Prove that $\lim\limits_{x\to 2} (3x + 4) = 10$.

Question

Given this absolutely simple limit and given that it is already known how to prove it using the $\epsilon-\delta$ definition, I am wondering the following: What is the difference between proving this limit the rigorous way (i.e., $\epsilon-\delta$) vs. "proving" computationally (i.e., plugging in x = 2)? A better question, what more information does proving it the rigorous way provide than computationally?

Here is a setting to guide the reader for one answer of the many possible ones that could be given:

A friend who is taking the Calculus I (the first standard course in the undergrad calculus sequence in college) is with me doing hw or something else. I ask him to prove the given limit above. He plugs in $x = 2$ and says "done". Is he wrong? If so, then why? If not, then why not? If in between, explain also?

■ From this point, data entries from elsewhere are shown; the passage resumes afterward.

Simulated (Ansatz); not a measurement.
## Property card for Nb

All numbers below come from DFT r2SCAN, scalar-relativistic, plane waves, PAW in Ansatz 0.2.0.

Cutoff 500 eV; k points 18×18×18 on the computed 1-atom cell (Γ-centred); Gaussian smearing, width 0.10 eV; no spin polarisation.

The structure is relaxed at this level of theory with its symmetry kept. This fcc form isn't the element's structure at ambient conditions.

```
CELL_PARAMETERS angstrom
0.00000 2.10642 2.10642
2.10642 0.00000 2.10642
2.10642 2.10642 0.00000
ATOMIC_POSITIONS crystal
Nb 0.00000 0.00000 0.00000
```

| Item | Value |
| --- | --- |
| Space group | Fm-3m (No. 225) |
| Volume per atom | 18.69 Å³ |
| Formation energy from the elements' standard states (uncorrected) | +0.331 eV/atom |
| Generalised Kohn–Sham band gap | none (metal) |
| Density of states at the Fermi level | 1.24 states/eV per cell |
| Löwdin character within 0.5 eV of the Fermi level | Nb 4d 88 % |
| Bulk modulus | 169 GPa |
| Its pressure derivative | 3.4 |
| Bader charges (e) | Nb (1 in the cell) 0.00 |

NOTE: I am not asking how to prove this. However, if proving this helps in the explanation of my question, then go ahead.

Answer 1

All polynomials are continuous functions over the real numbers, by definition this means that at each point the limit exists and is equal to the value of the function. The $\epsilon,\delta$ is not necessarily meant to provide clarity but rather is the foundation of how limits work.

Answer 2

It's not always true actually that $$ \lim_{x\to a}f(x) = f(a) $$ functions that do satisfy this property, however, are called "continuous functions". Not all functions are continuous, you can find many many examples, perhaps the simplest are piecewise functions: $$ f(x) = \left\{\begin{array}{cc}0&x \in [0,1)\\1&x=1\end{array}\right. $$ notice here, that ${\lim_{x\to 1}f(x) = 0}$ but ${f(1)=1}$.

So just plugging in ${x=2}$ for the limit is only valid if you can say that ${3x+4}$ is continuous. This is indeed true, but you must prove it's continuous, or use some theorem that allows you to say it's continuous. In fact, all polynomials will be continuous. The ${\epsilon-\delta}$ proof is required if you do not prove/know continuity.

Answer 3

In rebuttal to the answer of guy3141, it could be argued that the assumption that $f(x) = (3x + 4)$ is a continuous function, which it certainly is, represents circular reasoning. It depends on the intent behind the question.

If you are allowed to use theorems that pertain to continuity, and the fact that $f(x)$ is a continuous function, then I agree with the answer of guy3141.

If you are not allowed to assume continuity, then consider that the normal definition of a limit is that

for each $\epsilon > 0$ there exists $\delta > 0$ such that
$0 < |x -2 | < \delta \implies |f(x) - 10| < \epsilon.$

Note that under the $\epsilon, \delta$ scenario, any consideration of the value of $f(x)$ at the particular value of $(x = 2)$ is out of bounds.

This is because of the constraint $0 < |x - 2| < \delta$
as opposed to the constraint $0 \leq |x - 2| < \delta.$